HOMEWORK ASSIGNMENT 1  (due on Monday, January 24th)

Section 1.2:   2, 14, 23

Section 1.3:   5, 12

Section 2.1:   6, 10, 11, 20, 21, 23, 28, 29, 49

Section 2.2:  5d, 5f, 8

A: Find all the remainders that the square of an integer can give when divided 7.

B: Find all the remainders that the cube of an integer can give when divided 7.

C: Find all the remainders that the cube of an integer can give when divided 5.

D: Find the last digit in the decimal representation of 2²¹⁶⁰⁹¹ - 1.

E: (a) Let a and b be integers, not both zero. Let d = (a, b). Prove the following
statement: If c | a and c | b, then c | d.

(b) Prove Divisibility Proposition 11. (Note: A rather direct proof can be
given using the Division Algorithm.)

HOMEWORK ASSIGNMENT 2   (due Friday, February 4th)

Section 2.3:  1, 2, 4, 10, 13, 16, 17, 18

A. Find all solutions to the following congruence: x² + 1  =  0 (mod 65).

B. For each of the integers a = -1, 1, 2, and 5, compute ord₄₇(a). Compute ord₁₇(a).
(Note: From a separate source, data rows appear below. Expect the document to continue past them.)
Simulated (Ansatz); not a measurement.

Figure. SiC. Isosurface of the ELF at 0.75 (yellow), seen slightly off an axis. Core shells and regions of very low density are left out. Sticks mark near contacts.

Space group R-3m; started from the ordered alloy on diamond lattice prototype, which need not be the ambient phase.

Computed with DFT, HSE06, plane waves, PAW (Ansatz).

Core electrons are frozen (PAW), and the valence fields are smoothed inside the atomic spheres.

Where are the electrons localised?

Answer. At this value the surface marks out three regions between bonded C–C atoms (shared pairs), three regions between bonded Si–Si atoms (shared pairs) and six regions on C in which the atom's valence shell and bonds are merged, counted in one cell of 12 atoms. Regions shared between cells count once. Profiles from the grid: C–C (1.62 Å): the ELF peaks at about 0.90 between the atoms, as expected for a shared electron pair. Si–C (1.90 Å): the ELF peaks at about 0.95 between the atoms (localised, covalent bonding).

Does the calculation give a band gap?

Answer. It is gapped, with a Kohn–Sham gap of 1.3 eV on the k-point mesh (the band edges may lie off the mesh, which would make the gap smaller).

C. Find all integers a such that ord₇(a) = 3. Find all integers a such that ord₁₁(a) = 3.

D. Find all primes p such that ord_p(2) = 11. Find all primes p such that ord_p(2) = 12.

E. Find the last two digits in the base 10 representation of 2²¹⁶⁰⁹¹ - 1. (Hint: Euler's theorem for m = 25 will be helpful in this problem.)

HOMEWORK ASSIGNMENT 3   (due Monday, February 28th)

Section 2.8:  3, 10, 14

Section 2.9:  1

Section 3.1:   1, 3, 4, 8, 9, 19

A. Let m = 2821. Assume that (a, m) = 1. Using the result from Exam Question 1, part (b), deduce that ord_m(a) divides 60. Find an integer a such that ord_m(a) = 60.

B. Suppose that p is a prime and that p = 3 (mod 4). Assume that p doesn't divide a. Prove that a is a quadratic residue modulo p if and only if ord_p(a) is odd.

C. Suppose that p is a prime and that p > 3. We have proved in class that the congruence x² = -1 (mod p) is solvable if and only if p = 1 (mod 4). We have also proved that the congruence x² = -3 (mod p) is solvable if and only if p = 1 (mod 3). Using these results, prove that the congruence x² = 3 (mod p) is solvable if and only if p = 1 or 11 (mod 12).

D. Let p = 257. Suppose that p doesn't divide a. Prove that a is a primitive root modulo p if and only if a is a quadratic nonresidue modulo p.

HOMEWORK ASSIGNMENT 4 (due Monday, March 7th)

Section 3.1: 7a, b, c, d

Section 3.2: 1, 2, 5, 6, 7

A. Suppose that p is a prime and that p = 1 (mod 4). Let k = (p-1)/4. Prove that there are exactly k quadratic nonresidues b in the interval 0 < b < p/2.

B. Is the congruence x² = 222 (mod 257) solvable?

C. For which primes p is the congruence x² = -7 (mod p) solvable?

D. Suppose that p is a prime with the property that q = 2p + 1 is also a prime. Assume also that p = 3 (mod 4). Prove that q divides 2^p - 1.